Friday, February 12, 2010

Papers and SVN

Way back when, I had promised to do a brief post on the use of SVN (or other versioning systems) for paper writing. Writing this post reminds of all the times I've sniggered at mathematicians unaware of (or just discovering) BibTeX: I suspect all my more 'systemsy' friends are going to snigger at me for this.

For those of you not familiar with the (cvs, svn, git, ...) family of software, these are versioning systems that (generally speaking) maintain a repository of your files, allow you to check files out, make local changes, and check them back in, simultaneously with others who might be editing other files in the same directory, or even the same file itself.
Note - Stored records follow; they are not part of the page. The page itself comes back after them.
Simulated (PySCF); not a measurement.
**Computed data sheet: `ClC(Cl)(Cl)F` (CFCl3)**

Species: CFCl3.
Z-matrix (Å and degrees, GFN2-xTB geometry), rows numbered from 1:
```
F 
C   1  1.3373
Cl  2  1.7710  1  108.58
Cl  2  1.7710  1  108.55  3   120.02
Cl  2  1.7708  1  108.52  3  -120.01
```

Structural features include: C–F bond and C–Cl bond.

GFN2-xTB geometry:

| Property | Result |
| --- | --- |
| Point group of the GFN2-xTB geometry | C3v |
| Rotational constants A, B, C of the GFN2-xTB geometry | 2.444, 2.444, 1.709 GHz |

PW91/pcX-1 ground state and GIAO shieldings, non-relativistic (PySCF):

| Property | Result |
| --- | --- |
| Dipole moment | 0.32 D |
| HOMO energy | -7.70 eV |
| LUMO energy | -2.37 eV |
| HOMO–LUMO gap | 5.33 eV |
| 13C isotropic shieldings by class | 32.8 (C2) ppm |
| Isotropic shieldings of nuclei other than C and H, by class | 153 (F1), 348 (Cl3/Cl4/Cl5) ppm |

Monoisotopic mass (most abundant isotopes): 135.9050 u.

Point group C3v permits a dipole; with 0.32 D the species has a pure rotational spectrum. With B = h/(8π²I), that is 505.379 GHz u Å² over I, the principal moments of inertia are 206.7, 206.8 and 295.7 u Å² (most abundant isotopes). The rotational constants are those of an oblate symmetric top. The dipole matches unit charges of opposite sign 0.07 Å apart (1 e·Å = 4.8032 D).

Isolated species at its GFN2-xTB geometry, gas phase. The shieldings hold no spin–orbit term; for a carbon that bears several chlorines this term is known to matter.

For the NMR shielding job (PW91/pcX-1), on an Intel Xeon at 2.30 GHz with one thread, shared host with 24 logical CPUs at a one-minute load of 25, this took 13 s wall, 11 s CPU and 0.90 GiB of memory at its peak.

This is perfect come paper writing time. Rather than passing around tokens, or copies of tex files, (or worse, zip files containing images etc), you just check the relevant files into a repository and your collaborator(s) can check them out at leisure. SVN is particularly good at merging files and identifying conflicts, making it easy to fix things.

My setup for SVN works like this: Each research project has a directory containing four subdirectories. Two are easy to explain: one is a "trunk" directory where all the draft documents go, and another is an "unversioned" directory for storing all relevant papers (I keep these separate so that when you're checking out the trunk, you don't need to keep downloading the papers that get added in)

The other two come in handy for maintaining multiple versions of the current paper. The 'branches' directory is what I use when it comes close to submission deadline time, and the only changes that need to be made are format-specific, or relate to shrinking text etc. The 'tags' directory is a place to store frozen versions of a paper (i.e post-submission, post-final version, arxiv-version, journal version, etc etc)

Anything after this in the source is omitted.